Macro: Labor Strong, Housing Soft, PCE Tomorrow
Thursday's macro slate was overshadowed by geopolitics, but worth noting.
Initial jobless claims dropped sharply by 23,000 to 206,000, the consensus had expected a stable reading near 223,000. That's a genuinely strong number that speaks to labor market resilience.
The Philadelphia Fed manufacturing index extended its improvement from January, and the goods trade deficit widened to $70 billion in December, above the $55.5 billion forecast.
On the weaker side, leading economic indicators declined again in December, and pending home sales fell in January.
The 10-year Treasury yield settled at roughly 4.08–4.09%. Gold traded just below $5,000 per ounce while the euro/dollar exchange rate stood at 1.1768.
Friday brings the more consequential data: PCE inflation figures and a fresh read on consumer spending. Given the Fed's stated emphasis on inflation progress before resuming rate cuts, these numbers will carry real weight. Any upside surprise could push yields higher and pressure equity valuations further.
Conclusion: A Market Navigating Two Speeds
Thursday painted a market with clear fault lines.

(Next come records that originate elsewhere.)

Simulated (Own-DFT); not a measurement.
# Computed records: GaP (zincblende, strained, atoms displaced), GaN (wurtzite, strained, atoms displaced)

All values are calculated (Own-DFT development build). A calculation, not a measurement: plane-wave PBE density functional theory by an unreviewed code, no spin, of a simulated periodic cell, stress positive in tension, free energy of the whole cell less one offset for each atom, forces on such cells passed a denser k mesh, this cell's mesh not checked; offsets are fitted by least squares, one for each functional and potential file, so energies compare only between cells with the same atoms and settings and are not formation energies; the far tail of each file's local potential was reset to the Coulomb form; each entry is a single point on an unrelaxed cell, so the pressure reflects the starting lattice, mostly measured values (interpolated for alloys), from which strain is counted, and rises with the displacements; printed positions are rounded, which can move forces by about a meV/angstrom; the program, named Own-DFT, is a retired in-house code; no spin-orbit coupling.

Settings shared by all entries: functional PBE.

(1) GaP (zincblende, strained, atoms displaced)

On one side: companies like Deere, Occidental, and eBay rewarding investors with earnings beats and credible forward guidance. On the other: geopolitical risk, cautious consumer outlooks, and a fintech sector under structural pressure from AI.
The K-shaped consumer story that Walmart described in its stores is also playing out across equity markets, some companies are thriving, others are struggling to justify their valuations.
With Friday's PCE data looming and Iran tensions unresolved, volatility is likely to stay elevated. I'd use any pullback in quality names - particularly cyclicals with genuine earnings momentum like Deere - as an opportunity rather than a threat. Stay selective, watch the energy complex closely, and don't let the noise drown out the signal.